Meta AI Unveils V-JEPA 2: Advanced Open-Source Self-Supervised Models for Video Understanding and Robotic Planning

Scalable Self-Supervised Learning from Massive Video Data

Meta AI has developed V-JEPA 2, a scalable and open-source world model trained on over 1 million hours of internet video combined with 1 million images. This model utilizes a visual mask denoising objective to reconstruct masked spatiotemporal patches in a latent space, focusing on predicting meaningful scene dynamics rather than raw pixel data.

To achieve this scale, Meta introduced several innovations:

Data scaling: Created a large dataset (VideoMix22M) aggregated from public sources such as SSv2, Kinetics, HowTo100M, YT-Temporal-1B, and ImageNet.
Model scaling: Expanded the encoder to over 1 billion parameters using the ViT-g architecture.
Training schedule: Employed a progressive resolution strategy and extended pretraining to 252,000 iterations.
Spatial-temporal augmentation: Trained on progressively longer and higher-resolution clips, up to 64 frames at 384×384 resolution.

These design choices resulted in an impressive 88.2% average accuracy across six benchmark tasks, surpassing previous models.

Enhanced Visual Understanding through Masked Representation Learning

V-JEPA 2 demonstrates strong capabilities in motion and appearance understanding. On the Something-Something v2 benchmark, it achieves a top-1 accuracy of 77.3%, outperforming models like InternVideo and VideoMAEv2. For appearance recognition, it competes with leading image-text pretrained models such as DINOv2 and PEcoreG. Attentive probe evaluations confirm that self-supervised learning alone can produce transferable and domain-agnostic visual features applicable across diverse classification tasks.

Temporal Reasoning and Video Question Answering

The model's temporal reasoning was tested by aligning the V-JEPA 2 encoder with a multimodal large language model and evaluating it on various video question-answering benchmarks. Despite no language supervision during pretraining, it achieved strong results:

84.0% on PerceptionTest
76.9% on TempCompass
44.5% on MVP
36.7% on TemporalBench
40.3% on TOMATO

These outcomes suggest that visual-language alignment need not be co-trained from the start; pretrained video encoders can be effectively aligned afterward for generalization.

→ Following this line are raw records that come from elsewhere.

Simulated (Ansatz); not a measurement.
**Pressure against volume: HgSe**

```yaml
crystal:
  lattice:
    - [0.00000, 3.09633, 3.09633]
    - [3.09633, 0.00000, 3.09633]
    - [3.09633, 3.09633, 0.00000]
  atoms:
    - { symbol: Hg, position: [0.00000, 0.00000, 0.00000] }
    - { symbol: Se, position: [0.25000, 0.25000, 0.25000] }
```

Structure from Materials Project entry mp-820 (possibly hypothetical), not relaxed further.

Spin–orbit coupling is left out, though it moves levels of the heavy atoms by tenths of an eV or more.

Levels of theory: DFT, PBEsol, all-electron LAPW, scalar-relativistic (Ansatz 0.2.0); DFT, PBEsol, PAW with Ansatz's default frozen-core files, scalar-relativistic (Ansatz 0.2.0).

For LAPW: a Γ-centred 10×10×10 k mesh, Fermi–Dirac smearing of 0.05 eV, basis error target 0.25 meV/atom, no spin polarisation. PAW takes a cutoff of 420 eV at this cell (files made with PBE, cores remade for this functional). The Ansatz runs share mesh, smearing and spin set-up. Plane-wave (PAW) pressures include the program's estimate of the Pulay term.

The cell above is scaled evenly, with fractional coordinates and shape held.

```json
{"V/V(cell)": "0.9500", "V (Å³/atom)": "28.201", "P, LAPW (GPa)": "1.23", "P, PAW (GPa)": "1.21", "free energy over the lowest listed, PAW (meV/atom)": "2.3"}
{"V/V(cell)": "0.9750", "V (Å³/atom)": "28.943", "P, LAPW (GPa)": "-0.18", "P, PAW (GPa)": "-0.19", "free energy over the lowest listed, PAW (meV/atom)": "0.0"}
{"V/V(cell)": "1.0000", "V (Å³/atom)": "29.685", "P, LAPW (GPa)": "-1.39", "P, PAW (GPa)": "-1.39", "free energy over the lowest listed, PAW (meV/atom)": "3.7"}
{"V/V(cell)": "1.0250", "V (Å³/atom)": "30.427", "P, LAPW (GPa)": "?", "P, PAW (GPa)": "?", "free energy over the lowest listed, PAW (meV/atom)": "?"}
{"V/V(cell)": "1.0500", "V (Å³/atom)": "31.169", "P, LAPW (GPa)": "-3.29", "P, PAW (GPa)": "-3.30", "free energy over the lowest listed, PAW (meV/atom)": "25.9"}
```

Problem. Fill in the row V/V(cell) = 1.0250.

V-JEPA 2-AC: Robotic Planning with Latent World Models

A notable extension, V-JEPA 2-AC, is an action-conditioned version fine-tuned on just 62 hours of unlabeled robot video from the Droid dataset. This 300M parameter transformer uses block-causal attention and is trained with teacher-forcing and rollout objectives to predict future video embeddings conditioned on robot actions and poses.

This setup enables zero-shot planning through model-predictive control by minimizing the distance between predicted future states and visual goals using the Cross-Entropy Method (CEM). V-JEPA 2-AC achieves high success rates in reaching, grasping, and pick-and-place tasks on novel robots without reward supervision or extra data collection.

Benchmark Performance and Efficiency

Compared to baseline methods like Octo and Cosmos, V-JEPA 2-AC demonstrates:

Much faster plan execution (~16 seconds per step versus 4 minutes for Cosmos).
100% success rate on reach tasks.
Superior grasping and manipulation performance across various objects.

Remarkably, it operates using a monocular RGB camera without calibration or environment-specific tuning, highlighting its robust generalization.